Saint Kitts and Nevis, like other Eastern Caribbean states, experience sargassum inundations on the windward coast – that is, the east coast. Hotels, resorts, bars, restaurants and watersporting activities located along the east and south-east coast have been impacted due to the large accumulations of sargassum on the beach and in the nearshore. Labeled an “unwelcomed visitor” sargassum influxes has resulted in spoiled aesthetics, unpleasant odours, lack of beach access, limited swimming and increased cost for consistent removal. Sargassum floating at sea along with the unpleasant smell as the seaweed decomposes act as deterrents for tourists visiting the beach. There have been reports of business disruptions and loss of income for beach vendors owing to reduced recreational activity.

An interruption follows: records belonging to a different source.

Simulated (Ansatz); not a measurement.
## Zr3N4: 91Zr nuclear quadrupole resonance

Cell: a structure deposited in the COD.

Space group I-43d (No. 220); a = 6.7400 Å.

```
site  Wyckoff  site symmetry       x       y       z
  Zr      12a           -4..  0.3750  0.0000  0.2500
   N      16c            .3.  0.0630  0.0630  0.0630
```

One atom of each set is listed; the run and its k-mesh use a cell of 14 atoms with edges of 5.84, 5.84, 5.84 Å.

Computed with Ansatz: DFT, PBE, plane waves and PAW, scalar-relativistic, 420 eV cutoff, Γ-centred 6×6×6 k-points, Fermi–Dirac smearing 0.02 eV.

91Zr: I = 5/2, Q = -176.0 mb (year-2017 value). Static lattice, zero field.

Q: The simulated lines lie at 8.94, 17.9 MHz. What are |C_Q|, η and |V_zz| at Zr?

Sargassum inundations have been making it difficult and in cases impossible for fishers to launch their vessels. Some fishers are forced to stay ashore and lose fishing days, to avoid sargassum being clogged around their motors. While at sea fishers reported increased travel time to fishing grounds as navigation around sargassum rafts was difficult. Often, fishers had to stop to clear the propellers. Entangled fishing lines have been making it difficult to catch pelagic fish such as dolphinfish and wahoo. Despite this, there has been an increase in landed juvenile dolphinfish. Spear-fishers and the lobster fishers have also been affected due to the sedimentation of decomposed sargassum in nearshore areas causing them to go farther out to fish. There have also been reports of lost fish traps.
Sargassum influxes have been diminishing the quality of the natural amenities enjoyed by coastal communities. Beaches and nearshore regions under siege by sargassum have impeded beach access and ruined aesthetics. Additionally, coastal dwellers have to endure the odor of decomposing sargassum which reportedly could be smelt from around two miles away from the coastline.
Beach erosion has been reported at Frigate Bay. The influxes has affected the turtle nesting beaches, making it difficult for turtles to maneuver. There have been occurrences of drowned turtles since the sargassum mats make it difficult to surface.